Last year, Alex wrote about the abundance of jargon that seems to find its way into considerable amounts of PR copy – with B2B PR being particularly afflicted by the jargon curse. With 2016 now firmly established, this is a good time to revisit the topic and have a look at some of the current phrases being ‘leveraged’ in the world of PR.
One of the biggest problems with using jargon and buzzwords is that it can completely ruin the tone of whatever you are writing. Surveys have found that jargon is an immediate irritant to a reader, and is something that people can even find intimidating. So even if the actual ‘thing’ your press release is announcing is interesting if it’s littered with jargon and buzzwords, readers (and that includes journalists) will instantly switch off. Here are a few more words to avoid:
- Amplify: This is predicted by one language consultancy to be the biggest buzzword of 2016, instead of using much more sensible synonyms, such as increase, improve or grow.

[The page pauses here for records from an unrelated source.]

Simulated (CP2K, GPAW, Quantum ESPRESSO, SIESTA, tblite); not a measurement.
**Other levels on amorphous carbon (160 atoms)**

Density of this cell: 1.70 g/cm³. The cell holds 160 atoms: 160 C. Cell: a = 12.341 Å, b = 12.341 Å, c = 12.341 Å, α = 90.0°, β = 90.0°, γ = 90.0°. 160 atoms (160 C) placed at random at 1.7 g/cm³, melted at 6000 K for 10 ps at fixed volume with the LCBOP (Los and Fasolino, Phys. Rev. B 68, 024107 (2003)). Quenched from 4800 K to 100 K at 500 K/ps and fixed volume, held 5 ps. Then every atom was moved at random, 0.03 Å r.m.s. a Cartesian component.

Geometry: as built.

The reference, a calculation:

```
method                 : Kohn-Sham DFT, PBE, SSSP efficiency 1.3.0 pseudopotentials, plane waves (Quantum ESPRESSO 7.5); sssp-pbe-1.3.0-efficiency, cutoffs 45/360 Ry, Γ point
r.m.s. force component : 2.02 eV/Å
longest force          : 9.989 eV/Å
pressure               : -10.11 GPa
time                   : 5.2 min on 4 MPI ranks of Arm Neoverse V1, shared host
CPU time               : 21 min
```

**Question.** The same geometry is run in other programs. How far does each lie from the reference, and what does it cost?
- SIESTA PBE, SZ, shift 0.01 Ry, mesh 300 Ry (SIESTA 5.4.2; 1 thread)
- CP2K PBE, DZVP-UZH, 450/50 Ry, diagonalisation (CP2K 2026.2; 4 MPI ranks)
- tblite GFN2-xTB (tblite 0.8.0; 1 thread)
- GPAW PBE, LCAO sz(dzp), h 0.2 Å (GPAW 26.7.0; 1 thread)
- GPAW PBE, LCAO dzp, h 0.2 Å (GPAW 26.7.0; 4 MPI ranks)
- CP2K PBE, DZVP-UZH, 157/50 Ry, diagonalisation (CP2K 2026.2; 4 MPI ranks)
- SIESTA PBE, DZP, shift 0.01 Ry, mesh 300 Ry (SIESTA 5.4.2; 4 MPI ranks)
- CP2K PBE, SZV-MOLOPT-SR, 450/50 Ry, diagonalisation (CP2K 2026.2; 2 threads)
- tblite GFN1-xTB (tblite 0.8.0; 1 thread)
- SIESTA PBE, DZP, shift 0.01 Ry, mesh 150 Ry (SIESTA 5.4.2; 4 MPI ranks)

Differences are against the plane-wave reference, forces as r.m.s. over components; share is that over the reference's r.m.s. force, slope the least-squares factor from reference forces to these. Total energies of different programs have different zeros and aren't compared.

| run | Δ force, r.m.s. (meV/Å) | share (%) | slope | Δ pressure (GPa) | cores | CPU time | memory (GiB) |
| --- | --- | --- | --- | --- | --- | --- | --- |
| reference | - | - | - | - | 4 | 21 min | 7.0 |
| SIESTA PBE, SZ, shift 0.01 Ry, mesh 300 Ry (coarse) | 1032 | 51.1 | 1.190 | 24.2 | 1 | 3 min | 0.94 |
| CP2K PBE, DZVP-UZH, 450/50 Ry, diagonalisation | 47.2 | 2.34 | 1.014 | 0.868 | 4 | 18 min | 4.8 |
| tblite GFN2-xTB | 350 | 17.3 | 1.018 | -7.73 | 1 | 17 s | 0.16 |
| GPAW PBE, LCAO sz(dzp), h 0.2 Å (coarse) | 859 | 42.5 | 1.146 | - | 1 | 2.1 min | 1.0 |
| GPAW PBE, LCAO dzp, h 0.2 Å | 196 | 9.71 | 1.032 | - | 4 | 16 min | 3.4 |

- Disrupt/Disruptive: In a similar way to the over use of ‘unique’, seemingly these days, everyone wants to be seen as doing something ‘disruptive’. If you genuinely think your technology or service is disruptive, then stand by it, but if it’s merely a product update or a new version of your software – how disruptive is it really?
- Buy-in: This means agreeing with each other or gaining someone’s interest, but instead ‘buy-in’ sounds vaguely sinister and as if you’ve had to bribe someone to show their interest.
- Robust (see also, resilient): I hold my hand up, I’ve been guilty of this one. ‘Robust’, often used to describe something like a software program, is one of those words that’s becoming so ubiquitous that’s it’s beginning to lose all meaning.
- Granular: Used instead of simply saying, in detail. Granular actually means consisting of small grains or particles, i.e. sand. It does not mean doing something thoroughly or comprehensively.
A lot of modern technology is already complex enough; the role of tech PR is to make this complexity simple so that it can be communicated simply to a range of audiences. Ultimately, journalists are writing for readers whose understanding of a particular technology will vary from those who know it in-depth, to those who have never heard of it. So if today’s short-on-time journalists have to read a bylined article, press release or comment multiple times to try and decipher it, they simply won’t use it. So whatever you find yourself writing – from a sentence-long comment to a 900-word byline, ditch the jargon and keep it simple.